+ memcg-slab-do-not-schedule-cache-destruction-when-last-page-goes-away.patch added to -mm tree

akpm@xxxxxxxxxxxxxxxxxxxx · Wed, 23 Apr 2014 14:23:35 -0700

Subject: + memcg-slab-do-not-schedule-cache-destruction-when-last-page-goes-away.patch added to -mm tree
To: vdavydov@xxxxxxxxxxxxx,glommer@xxxxxxxxx,hannes@xxxxxxxxxxx,mhocko@xxxxxxx,penberg@xxxxxxxxxx
From: akpm@xxxxxxxxxxxxxxxxxxxx
Date: Wed, 23 Apr 2014 14:23:35 -0700


The patch titled
     Subject: memcg, slab: do not schedule cache destruction when last page goes away
has been added to the -mm tree.  Its filename is
     memcg-slab-do-not-schedule-cache-destruction-when-last-page-goes-away.patch

This patch should soon appear at
    http://ozlabs.org/~akpm/mmots/broken-out/memcg-slab-do-not-schedule-cache-destruction-when-last-page-goes-away.patch
and later at
    http://ozlabs.org/~akpm/mmotm/broken-out/memcg-slab-do-not-schedule-cache-destruction-when-last-page-goes-away.patch

Before you just go and hit "reply", please:
   a) Consider who else should be cc'ed
   b) Prefer to cc a suitable mailing list as well
   c) Ideally: find the original patch on the mailing list and do a
      reply-to-all to that, adding suitable additional cc's

*** Remember to use Documentation/SubmitChecklist when testing your code ***

The -mm tree is included into linux-next and is updated
there every 3-4 working days

------------------------------------------------------
From: Vladimir Davydov <vdavydov@xxxxxxxxxxxxx>
Subject: memcg, slab: do not schedule cache destruction when last page goes away

This patchset is a part of preparations for kmemcg re-parenting.  It
targets at simplifying kmemcg work-flows and synchronization.

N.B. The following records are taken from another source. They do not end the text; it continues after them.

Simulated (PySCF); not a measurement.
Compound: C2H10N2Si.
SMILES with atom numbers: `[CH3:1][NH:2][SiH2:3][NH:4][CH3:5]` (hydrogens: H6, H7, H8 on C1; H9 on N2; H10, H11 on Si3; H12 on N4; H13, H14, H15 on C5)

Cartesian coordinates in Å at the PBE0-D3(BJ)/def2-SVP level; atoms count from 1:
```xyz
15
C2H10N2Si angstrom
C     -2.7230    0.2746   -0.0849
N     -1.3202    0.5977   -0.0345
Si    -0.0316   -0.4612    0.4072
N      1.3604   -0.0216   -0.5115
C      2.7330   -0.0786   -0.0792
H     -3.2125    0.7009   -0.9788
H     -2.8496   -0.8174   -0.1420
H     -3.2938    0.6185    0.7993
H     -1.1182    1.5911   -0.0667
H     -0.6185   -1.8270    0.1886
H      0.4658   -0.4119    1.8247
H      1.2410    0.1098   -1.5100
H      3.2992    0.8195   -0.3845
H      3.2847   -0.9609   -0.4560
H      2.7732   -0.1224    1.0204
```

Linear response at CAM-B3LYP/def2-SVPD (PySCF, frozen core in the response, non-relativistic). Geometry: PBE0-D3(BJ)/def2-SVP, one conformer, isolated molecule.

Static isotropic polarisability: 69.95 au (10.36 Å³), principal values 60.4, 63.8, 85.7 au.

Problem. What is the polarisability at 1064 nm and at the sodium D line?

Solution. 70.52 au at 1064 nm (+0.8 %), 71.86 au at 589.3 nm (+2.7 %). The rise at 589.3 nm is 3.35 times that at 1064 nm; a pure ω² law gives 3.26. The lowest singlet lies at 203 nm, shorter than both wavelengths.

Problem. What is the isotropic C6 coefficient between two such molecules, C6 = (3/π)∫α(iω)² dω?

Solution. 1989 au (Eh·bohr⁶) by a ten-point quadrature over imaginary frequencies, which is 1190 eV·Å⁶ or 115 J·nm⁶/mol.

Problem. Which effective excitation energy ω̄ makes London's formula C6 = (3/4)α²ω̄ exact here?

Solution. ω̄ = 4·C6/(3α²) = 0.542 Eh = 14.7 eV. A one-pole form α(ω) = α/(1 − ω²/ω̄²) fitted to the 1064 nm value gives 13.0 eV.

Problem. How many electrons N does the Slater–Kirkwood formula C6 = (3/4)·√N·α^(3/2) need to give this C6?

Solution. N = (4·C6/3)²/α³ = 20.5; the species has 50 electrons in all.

First, it removes async per memcg cache destruction (see patches 1, 2). 
Now caches are only destroyed on memcg offline.  That means the caches
that are not empty on memcg offline will be leaked.  However, they are
already leaked, because memcg_cache_params::nr_pages normally never drops
to 0 so the destruction work is never scheduled except kmem_cache_shrink
is called explicitly.  In the future I'm planning reaping such dead caches
on vmpressure or periodically.

Second, it substitutes per memcg slab_caches_mutex's with the global
memcg_slab_mutex, which should be taken during the whole per memcg cache
creation/destruction path before the slab_mutex (see patch 3).  This
greatly simplifies synchronization among various per memcg cache
creation/destruction paths.

I'm still not quite sure about the end picture, in particular I don't know
whether we should reap dead memcgs' kmem caches periodically or try to
merge them with their parents (see https://lkml.org/lkml/2014/4/20/38 for
more details), but whichever way we choose, this set looks like a
reasonable change to me, because it greatly simplifies kmemcg work-flows
and eases further development.



This patch (of 3):

After a memcg is offlined, we mark its kmem caches that cannot be deleted
right now due to pending objects as dead by setting the
memcg_cache_params::dead flag, so that memcg_release_pages will schedule
cache destruction (memcg_cache_params::destroy) as soon as the last slab
of the cache is freed (memcg_cache_params::nr_pages drops to zero).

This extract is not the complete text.